I was wondering how a realistic fusion-or-something rocket would fly... More specifically, I wonder about the time dilation that would be experienced (say in the classic example of two twins).
So, of course I started by searching the web for some nice calculators... There are two that do basically the same thing, this is one of them:
http://nathangeffen.webfactional.com/spacetravel/spacetravel.php
It assumes some acceleration a for half of the trip and the same a deceleration for the other half. But for large distances your spaceship's velocity climbs really fast to over 95% of c, at which point I'd assume the spaceship will start getting thermalized by blue-shifted cosmic rays and dust... So I'd like to calculate time dilation for a trip like that:
1) launch, accelerate at a
2) reach a given max v and stop the thrust
3) decelerate at a, land
Would that be the same as summing up (1), (3) with the calculator above, with (2) from a calculator that assumes constant velocity? Or if not, what would be a formula for variable relativistic acceleration?

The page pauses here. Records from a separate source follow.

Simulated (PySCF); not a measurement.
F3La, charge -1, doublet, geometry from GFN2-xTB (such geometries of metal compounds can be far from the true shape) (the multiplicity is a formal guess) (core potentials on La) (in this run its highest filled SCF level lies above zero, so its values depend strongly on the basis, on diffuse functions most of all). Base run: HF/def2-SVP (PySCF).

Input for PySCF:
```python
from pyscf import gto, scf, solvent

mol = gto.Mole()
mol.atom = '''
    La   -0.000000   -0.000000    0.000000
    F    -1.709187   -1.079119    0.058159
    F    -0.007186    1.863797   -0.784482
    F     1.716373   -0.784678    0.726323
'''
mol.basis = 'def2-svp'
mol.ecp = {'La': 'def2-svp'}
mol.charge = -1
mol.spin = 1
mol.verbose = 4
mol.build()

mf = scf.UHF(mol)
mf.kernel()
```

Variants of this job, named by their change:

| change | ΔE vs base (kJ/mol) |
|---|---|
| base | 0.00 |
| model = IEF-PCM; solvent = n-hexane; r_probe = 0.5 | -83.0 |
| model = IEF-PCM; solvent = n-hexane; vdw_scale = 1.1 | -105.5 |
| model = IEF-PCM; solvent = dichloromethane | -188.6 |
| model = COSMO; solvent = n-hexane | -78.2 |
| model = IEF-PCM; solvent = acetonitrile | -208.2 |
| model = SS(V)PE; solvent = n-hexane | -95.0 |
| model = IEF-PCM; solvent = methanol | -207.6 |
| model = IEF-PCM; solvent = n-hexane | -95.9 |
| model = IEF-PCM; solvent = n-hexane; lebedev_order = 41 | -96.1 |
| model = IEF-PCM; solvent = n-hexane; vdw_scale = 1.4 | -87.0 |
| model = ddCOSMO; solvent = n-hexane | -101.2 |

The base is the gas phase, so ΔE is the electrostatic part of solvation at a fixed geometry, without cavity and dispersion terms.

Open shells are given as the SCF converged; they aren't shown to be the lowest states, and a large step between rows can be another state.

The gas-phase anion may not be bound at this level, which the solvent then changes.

Alternatively, is there a way to calculated a, based on a set max v and distance?
[I'm interested in is the final age difference of twins, one observer, the other on a relativistic rocket with a max-v limit, given the distance and max-v or a.]
Edit: If I wasn't clear before, I'm asking for a given v max, NOT 0.95c or anything near it. For fusion, probably up to 0.2c? But that's not the point - I'm looking to calculate for any reasonably relativistic maximum v.
Edit #2: So I went ahead and tried to do the math... Can someone check if it is conceptually ok? I'm still not sure I can sum time intervals that way... Also, I'm ignoring any jerk from (1)->(2) and (2)->(3).
Indexes refer to which part of the trip I'm talking about. c is speed of light, v, t, d are measured based on stationary observer. T is time on-board. ch and th are hyperbolic function. Acceleration formulas from: http://math.ucr.edu/home/baez/physics/Relativity/SR/Rocket/rocket.html Time dilation from memory.
$$T_{tot} = T_1 + T_2+T_3 = 2T_1 + T_2$$
$$v_f = c*th(a*T_1/c) => T_1 = c*th^{-1}(v_f/c)/a$$
$$T_2 = t_2*sqrt(1-(v_f/c)^2) = d_2*sqrt(1-(v_f/c)^2)/v_f $$
$$d_2 = d_{tot} - 2*d_1 = d_{tot} - 2*c^2*(ch(a*T_1/c)-1)/a $$
Hence:
$$T = 2*c*th^{-1}(v_f/c)/a + sqrt(1-(v_f/c)^2)/v_f*[d_{tot} - 2*c^2*(ch(a*T_1/c)-1)/a]$$
$$T = 2*c*th^{-1}(v_f/c)/a + sqrt(1-(v_f/c)^2)/v_f*[d_{tot} + 2*c^2/a - 2*c^2/(a*sqrt(1-(v_f/c)^2)]$$
$$T = 2*c*ch^{-1}(1/sqrt(1-(v_f/c)^2))/a + d_{tot}*sqrt(1-(v_f/c)^2)/v_f - 2*c^2*(1-sqrt(1-(v_f/c)^2))/(a*v_f)$$
So that's the time on-board T as a function of total distance, acceleration and the top velocity which you can reach without starting to burn... Please tell me if that's correct, and if not, how to correct it?